The U.S. Court of Appeals for the Ninth Circuit affirmed a District Court decision granting a preliminary injunction sought by the CFTC in a case involving fraud-related charges against a precious metals credit company.

The Ninth Circuit determined that the U.S. District Court's (Central District of California) conclusion that the company did not make "actual delivery" of any metals to its customers was "consistent with [the] evidence and not clearly erroneous." As a result, the company cannot claim exception to the CFTC's jurisdiction for transactions resulting in "actual delivery" of the commodity. (The Ninth Circuit had previously reversed the District Court's ruling that the company made "actual delivery" of precious metal, holding that "actual delivery" requires clear "transfer of some degree of possession or control" under the CEA, which it found did not occur in this case.)

The Court of Appeals declined to address a challenge to the standard for a preliminary injunction. In addition, the Court of Appeals also rejected the argument that the granted injunction was overbroad.

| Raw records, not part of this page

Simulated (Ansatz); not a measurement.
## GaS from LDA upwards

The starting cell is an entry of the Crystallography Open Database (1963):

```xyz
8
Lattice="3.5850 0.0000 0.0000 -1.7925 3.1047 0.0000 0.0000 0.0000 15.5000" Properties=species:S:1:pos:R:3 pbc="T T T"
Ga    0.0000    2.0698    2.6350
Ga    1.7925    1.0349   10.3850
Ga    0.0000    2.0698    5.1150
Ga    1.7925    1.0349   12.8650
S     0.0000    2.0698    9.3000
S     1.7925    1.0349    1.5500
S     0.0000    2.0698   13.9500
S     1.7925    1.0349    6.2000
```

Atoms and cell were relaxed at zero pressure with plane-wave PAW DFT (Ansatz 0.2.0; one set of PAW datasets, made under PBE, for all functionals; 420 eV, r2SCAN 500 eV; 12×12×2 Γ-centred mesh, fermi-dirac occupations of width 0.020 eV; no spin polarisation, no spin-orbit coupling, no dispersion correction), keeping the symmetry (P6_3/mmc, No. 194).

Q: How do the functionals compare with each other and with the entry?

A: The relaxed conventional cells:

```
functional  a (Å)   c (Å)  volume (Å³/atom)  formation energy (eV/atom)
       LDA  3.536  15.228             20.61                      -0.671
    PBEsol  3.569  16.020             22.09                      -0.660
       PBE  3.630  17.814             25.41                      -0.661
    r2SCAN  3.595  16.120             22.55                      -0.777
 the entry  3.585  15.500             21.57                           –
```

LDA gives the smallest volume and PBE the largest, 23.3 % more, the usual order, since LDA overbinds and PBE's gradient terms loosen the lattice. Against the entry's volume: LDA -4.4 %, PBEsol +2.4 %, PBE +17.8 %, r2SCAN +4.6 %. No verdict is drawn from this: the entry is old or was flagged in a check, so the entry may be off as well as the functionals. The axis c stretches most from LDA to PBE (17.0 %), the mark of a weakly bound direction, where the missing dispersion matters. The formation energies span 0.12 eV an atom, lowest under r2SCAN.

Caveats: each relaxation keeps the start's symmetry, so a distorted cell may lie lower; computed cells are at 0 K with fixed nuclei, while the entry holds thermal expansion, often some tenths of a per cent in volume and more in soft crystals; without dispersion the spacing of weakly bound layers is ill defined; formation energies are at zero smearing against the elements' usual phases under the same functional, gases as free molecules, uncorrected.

CFTC Acting Chair Rostin Behnam said that, "[w]e are pleased with the Ninth Circuit Court's decision, which reaffirms important protections established by Congress for markets and individuals."

Commentary Steven Lofchie

The Monex case is significant, at least as to retail investors, in that it establishes some minimum requirements for "delivery" of a physical commodity that are sufficient to avoid regulation as a futures contract. The decision is also protective of retail investors in that it shuts down a business that seems rigged against them; these investors would be better off trading listed futures on the same underlying products.